Get in on the new craze for digital art
Last month, younger adults with time and money on their hands rocked the investing world when they descended en masse on GameStop and AMC Entertainment, taking on the hedge funds and investment banks. Christie’s is hoping to lure this rabble into shaking up the traditionally staid world of art auctions. It is offering Everydays – The First 5000 Days (2021), an artwork by Mike Winkelmann, known as Beeple to his 1.8 million Instagram followers. In 2007, Winkelmann began creating an image a day, which he has collected together into this one piece (pictured right). It was 13 years in the making and was “minted” on 16 February. Everydays is a “non-fungible token” (NFT) and this is the first time a major auction house has offered a solely digital NFT, with online bidding due to run until 11 March. But what on earth is an NFT?
Place your bids in ether
It’s the art equivalent of a bitcoin. The winning bidder in the auction will receive an encrypted file, bearing the artist’s digital signature and information such as time of creation. The transaction will then be registered on the blockchain, a public digital ledger that cannot be tampered with. It is a technology more often associated with cryptocurrencies, such as bitcoin and ether (ethereum). This latter “crypto” has become the means of exchange most closely associated with the fledgling NFT market. One anonymous bidder on 14 February, as Anny Shaw points out in The Art Newspaper, paid 10.8 WETH (a form of ether), equivalent to $18,600, for “a glitchy rendering of a flower”. Recognising the popularity of ether among NFT collectors, Christie’s has even said it will accept ether in payment for the principle of Everydays, with the fees to be paid in dollars.

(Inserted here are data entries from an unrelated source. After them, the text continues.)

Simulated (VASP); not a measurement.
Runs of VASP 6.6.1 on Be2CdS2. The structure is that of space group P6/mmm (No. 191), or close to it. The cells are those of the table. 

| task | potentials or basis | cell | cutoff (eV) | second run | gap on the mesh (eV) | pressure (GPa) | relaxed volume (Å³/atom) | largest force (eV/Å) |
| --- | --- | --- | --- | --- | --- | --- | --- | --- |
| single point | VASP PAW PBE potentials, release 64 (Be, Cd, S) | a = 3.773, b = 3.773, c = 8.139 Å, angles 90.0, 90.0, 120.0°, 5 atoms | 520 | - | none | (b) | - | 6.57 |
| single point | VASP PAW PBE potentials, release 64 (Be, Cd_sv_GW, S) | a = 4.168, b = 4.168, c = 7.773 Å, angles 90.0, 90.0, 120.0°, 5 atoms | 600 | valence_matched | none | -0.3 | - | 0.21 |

The auction house is keeping the opening bid for Everydays low at $100 and, as “this is a new medium”, Christie’s has listed its estimate for the artwork as “unknown”. It is keen to find out what will be raised. Beeple, it says, is “one of the most sought-after digital artists within this market, having sold a collection of 20 works at auction for $3.5m on another blockchain-based platform”. He has worked with brands, including Apple and SpaceX, as well as music artists, such as Ariana Grande and Childish Gambino. It is the younger generation associated with these brands that the auction house is out to attract. “I think we are going to see an explosion of not only new [NFT] artwork,” says Winkelmann, “but also new collectors and I am very honoured to be a part of this movement.”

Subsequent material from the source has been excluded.